Aggregation and Concept Complexity in Relational Learning

  • Claudia Perlich
  • Foster Provost

Traditional, flat-table learning algorithms have been scrutinized for many years from many angles, and are well understood with respect to their applicability and expressive power.  Much less can be said about relational learning approaches.  One main reason is the lack of clarity of the space of possible relational concepts.

We believe that a workshop that brings together people with a variety of perspectives on relational learning represents a unique opportunity to develop a formal characterization of relational concepts. Such formalization would contribute to research on relational learning in a number of ways.

1. It would provide a framework for the theoretical analysis and comparison of relational learners with respect to their ability to express and learn certain concepts.

2. It could thereby provide guidance in the choice of a method for a particular domain.

3. It would be a valuable tool for addressing the issue of model and representation complexity.

4. It would help to clarify the problem domain that a practitioner/research effort is targeting.

5. It would help to specify the scope of generalization of scientific claims.

We argue for a hierarchy of increasingly more general relational concept classes, conveniently placing standard, single-table (“propositional”) learning algorithms as learning concepts in the most specialized class.  Some other, more general, cases of relational concepts have been examined already, for example attribute hierarchies (Almuallim et al., 1995).  The most general (and complex) class would capture global concepts that include the entire relational structure and all object attributes.

We expect learners developed for more specialized concept classes to apply broadly within the class, but of course to be suboptimal (biased) when a more general class is required.  Nevertheless, it may be that the biased learning method actually performs better than an unbiased counterpart, for some problems.  This is in direct analogy to what has been observed time and time again in machine learning.  For example, linear models (including naïve Bayes) learn a more restricted concept class than does tree induction.  However, they are extremely useful. In some situations, linear models are preferable to tree induction even for problems where the true, underlying model is represented better by a tree (Domingos & Pazzani, 1996; Perlich, Simonoff, & Provost, 2003).  Relational learning systems (e.g., ILP systems) often perform suboptimally on purely propositional tasks, even when in principle they are capable of representing the true concept.

Furthermore, given the extreme complexity of higher level relational concept classes, it is likely that modeling approaches designed for lower levels will have broader expressive power within the lower-level class.  For example, ILP systems can represent very complex relational concepts.  However, they cannot take full advantage of statistical properties like relational auto correlation (Jensen and Neville 2000), which can be extremely useful for modeling in relational domains.

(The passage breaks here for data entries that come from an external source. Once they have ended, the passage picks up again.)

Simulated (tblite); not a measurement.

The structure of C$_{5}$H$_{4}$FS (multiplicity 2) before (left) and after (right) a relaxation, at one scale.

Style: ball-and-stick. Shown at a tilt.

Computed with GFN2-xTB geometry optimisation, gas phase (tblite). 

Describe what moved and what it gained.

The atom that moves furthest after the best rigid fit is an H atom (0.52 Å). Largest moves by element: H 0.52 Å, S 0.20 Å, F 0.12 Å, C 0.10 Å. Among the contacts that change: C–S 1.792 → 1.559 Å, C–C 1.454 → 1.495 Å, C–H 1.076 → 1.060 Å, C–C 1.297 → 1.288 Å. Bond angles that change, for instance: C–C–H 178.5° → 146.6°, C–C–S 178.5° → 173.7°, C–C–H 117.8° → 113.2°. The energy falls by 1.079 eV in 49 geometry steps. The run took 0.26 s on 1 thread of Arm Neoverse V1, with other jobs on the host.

A well-designed concept-class hierarchy will also facilitate a “bi-directional search” approach to relational learning research.  Although we are not aware of it being framed as such, this type of approach already is being taken.  Some researchers are asking how ILP systems can be extended to deal more robustly with more specialized concept classes, and recently there has been a surge of interest in generalizing propositional algorithms (e.g., Bayesian networks, decision trees, logistic regression, and naïve Bayes).  A concept-class hierarchy will clarify and to some degree quantify the nature of extensions of propositional learning methods.  For example, these extensions of propositional methods typically cannot learn concepts as general as can ILP systems.  However, they may be more robust at learning concepts at the lower level.  Research results along these lines are much more satisfying than saying “my relational Foo algorithm is better than FOIL on the domains I’ve tested.”